Mar. 14, 2016
The Junior Teaching Assistant program has been around for over a decade and seeks to offer students skills in leadership, mentoring and teaching. But participation in the program has decreased.
Only 40 applications were sent in by the Jan. 20 application date. There is a need for 131 JTAs in the fall 2016 semester.
Last year, 94 applicants applied to fill the 120 Gateway Program Seminar class sections, according to Carrie Arnold, assistant director of the GPS.
“A lot of students assume that it’s a (teaching assistant) position,” said Arnold, referencing why students may not be applying to the program
The application remains open.
Junior theater major Minerva Valentine worked as a JTA for Studio A in 2014, a GPS class for freshmen interested in VAPA majors. Valentine said the experience was beneficial, especially if a student is interested in teaching.
“I think that if you want to be a teacher, it’s really crucial to get that hands-on experience of working with peers and students,” said Valentine, who is interested in teaching theater.

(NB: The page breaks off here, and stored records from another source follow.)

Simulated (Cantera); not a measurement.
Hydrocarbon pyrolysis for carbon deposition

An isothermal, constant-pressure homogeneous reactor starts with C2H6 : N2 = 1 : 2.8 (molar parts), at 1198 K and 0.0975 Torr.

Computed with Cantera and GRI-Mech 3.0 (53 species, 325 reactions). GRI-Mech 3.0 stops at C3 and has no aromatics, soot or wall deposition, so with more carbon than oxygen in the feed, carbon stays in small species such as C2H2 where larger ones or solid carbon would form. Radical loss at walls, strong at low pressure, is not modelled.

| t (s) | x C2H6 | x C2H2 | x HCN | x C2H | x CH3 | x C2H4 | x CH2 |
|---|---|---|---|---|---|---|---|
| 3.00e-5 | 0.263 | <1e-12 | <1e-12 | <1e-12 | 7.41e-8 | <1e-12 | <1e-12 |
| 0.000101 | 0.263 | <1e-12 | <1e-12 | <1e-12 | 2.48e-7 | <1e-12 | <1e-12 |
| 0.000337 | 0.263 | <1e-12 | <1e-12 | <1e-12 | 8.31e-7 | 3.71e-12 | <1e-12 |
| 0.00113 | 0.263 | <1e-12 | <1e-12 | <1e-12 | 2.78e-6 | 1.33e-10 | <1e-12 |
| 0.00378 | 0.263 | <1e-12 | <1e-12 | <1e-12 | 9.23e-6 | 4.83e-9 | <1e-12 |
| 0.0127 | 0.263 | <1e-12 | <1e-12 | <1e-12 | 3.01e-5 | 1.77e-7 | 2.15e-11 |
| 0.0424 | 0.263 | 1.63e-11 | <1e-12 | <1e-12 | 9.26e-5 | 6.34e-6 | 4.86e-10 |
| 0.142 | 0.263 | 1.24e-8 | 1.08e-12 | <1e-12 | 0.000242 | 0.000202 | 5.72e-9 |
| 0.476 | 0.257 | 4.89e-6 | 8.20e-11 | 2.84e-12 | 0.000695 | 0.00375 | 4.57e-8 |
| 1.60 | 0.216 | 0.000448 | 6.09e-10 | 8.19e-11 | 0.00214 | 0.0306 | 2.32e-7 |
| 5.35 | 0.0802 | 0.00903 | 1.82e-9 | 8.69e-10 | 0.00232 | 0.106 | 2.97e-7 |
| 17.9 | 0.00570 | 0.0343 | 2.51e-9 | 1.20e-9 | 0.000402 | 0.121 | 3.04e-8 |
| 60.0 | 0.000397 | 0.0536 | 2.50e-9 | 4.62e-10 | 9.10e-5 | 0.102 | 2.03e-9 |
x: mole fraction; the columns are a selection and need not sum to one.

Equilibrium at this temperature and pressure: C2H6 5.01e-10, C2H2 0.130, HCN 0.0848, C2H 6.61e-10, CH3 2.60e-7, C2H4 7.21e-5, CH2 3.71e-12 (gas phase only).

Valentine added that communication and leadership are important aspects of the experience.
The program has not seen any significant changes since Valentine’s time in the program, but 2014 was the first year that former JTAs were allowed to reapply.
“It was a little chaotic when I was doing it; everyone was figuring out how to make it work. It was a matter of when we could do it and where it would fit in the schedule,” added Valentine.
Students who participate as a JTA during their sophomore, junior or senior years as an undergraduate or as a graduate student are offered benefits, including $600 in tuition assistance and teaching experience.
Undergraduate JTAs are required to take GPS 4090, a class that prepares them for their role as a JTA, but graduate students do not.
Students who become a JTA are expected to go through a two-day training, which includes learning leadership and student development theory. A maximum of 18 credits, including the GPS 4090 class, is allowed for students participating as a JTA.
The work load of a JTA depends on the student’s professor and their prior experience. Students typically do work outside of class, including activities on Blackboard, organizing field trips, communicating with instructors and meeting with students twice a semester outside of class.
“JTAs are also encouraged to participate in the assignments that students are doing so that they can help if a student needs it,” said Valentine.
There is room for improvement in the program, Valentine said.
“I wish the staff would’ve had a little more training because it seemed like the JTAs knew more than the staff. I also wish there was more time (for preparation),” said Valentine.
She said she also wished she could’ve seen her students more.
Students should become a JTA because of the enriching experience that is offered, according to Arnold.
“Students will understand the difference between being a TA and a mentor. They’ll learn a lot about themselves and see the GPS classes from a different perspective,” said Arnold.